Online Tech Courses Implement Honorlock Proctoring System, Raising Privacy Concerns

Photo courtesy of Honorlock

Numerous online courses at Tech are using a new test monitoring service called Honorlock Proctoring. This service has raised concerns for students’ privacy as the system requires access to a video camera connected to the student’s computer.

By now, for better or worse, most Tech students have become well-accustomed to online learning.

However, members of Tech’s faculty still face challenges to academic integrity that accompany remote learning.

As such, many courses intend to use a proctoring service that monitors the student’s activities during a test.

According to Tech’s IT Services and Support, the Institute has chosen Honorlock Proctoring for its “automated digital proctoring services.”
Although it can be used in all courses as of this fall, it is ultimately the instructor’s choice of to what extent the system will be used.

Honorlock features direct integration with Canvas, Tech’s primary learning management system (LMS), as well as a variety of proctoring options that incorporate webcam recording and device detection.

However, the wide array of options in test administration now available to instructors raises concerns for student users’ privacy.

These concerns prompted CE undergrad Thomas Teichmann to create a petition on the Change.org platform, which urges Tech to suspend the use of Honorlock “in its current form” until its privacy policies are changed.

The petition’s demands for a new privacy policy include the deletion of collected information within twelve weeks after the end of the semester.

“During an exam session Honorlock collects prolonged recordings of the face of the exam taking student,” the petition reads, “and sensitive data like first and last name, email address, LMS user ID, and, with respect to Students, all Authentication Data (including personal information contained on a Student’s photo ID, such as driver’s license number, home address, date of birth, and other information).”

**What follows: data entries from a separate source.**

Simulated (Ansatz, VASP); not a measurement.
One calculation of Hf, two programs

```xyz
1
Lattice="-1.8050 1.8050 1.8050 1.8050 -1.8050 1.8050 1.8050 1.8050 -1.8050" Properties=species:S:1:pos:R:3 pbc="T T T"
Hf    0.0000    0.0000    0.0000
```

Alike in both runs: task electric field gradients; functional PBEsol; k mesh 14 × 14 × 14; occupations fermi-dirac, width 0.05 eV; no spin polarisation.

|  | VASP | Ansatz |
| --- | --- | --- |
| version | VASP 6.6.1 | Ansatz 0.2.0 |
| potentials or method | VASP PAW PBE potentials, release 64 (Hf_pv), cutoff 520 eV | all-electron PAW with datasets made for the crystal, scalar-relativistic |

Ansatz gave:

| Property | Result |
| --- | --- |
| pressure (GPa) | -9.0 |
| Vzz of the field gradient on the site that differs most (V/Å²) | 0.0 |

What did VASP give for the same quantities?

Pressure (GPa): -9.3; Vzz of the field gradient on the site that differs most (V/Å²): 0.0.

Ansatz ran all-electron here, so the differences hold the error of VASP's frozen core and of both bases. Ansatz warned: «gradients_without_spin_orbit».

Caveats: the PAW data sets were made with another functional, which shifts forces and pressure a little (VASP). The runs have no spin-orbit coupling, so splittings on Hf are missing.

The petition also notes that currently Honorlock’s privacy policy allows for the transfer of stored data if the company was bought out or merged.
The Technique reached out to Honorlock for comment but has not yet received a response.

As of Aug. 26, the petition has 244 signatures.

When signing online, many Tech students cited their main reasons for concern as any possible data breaches and privacy leaks.

Although Honorlock does require access to the student’s webcam, it is ultimately the instructor’s decision as to whether webcam recording will be used.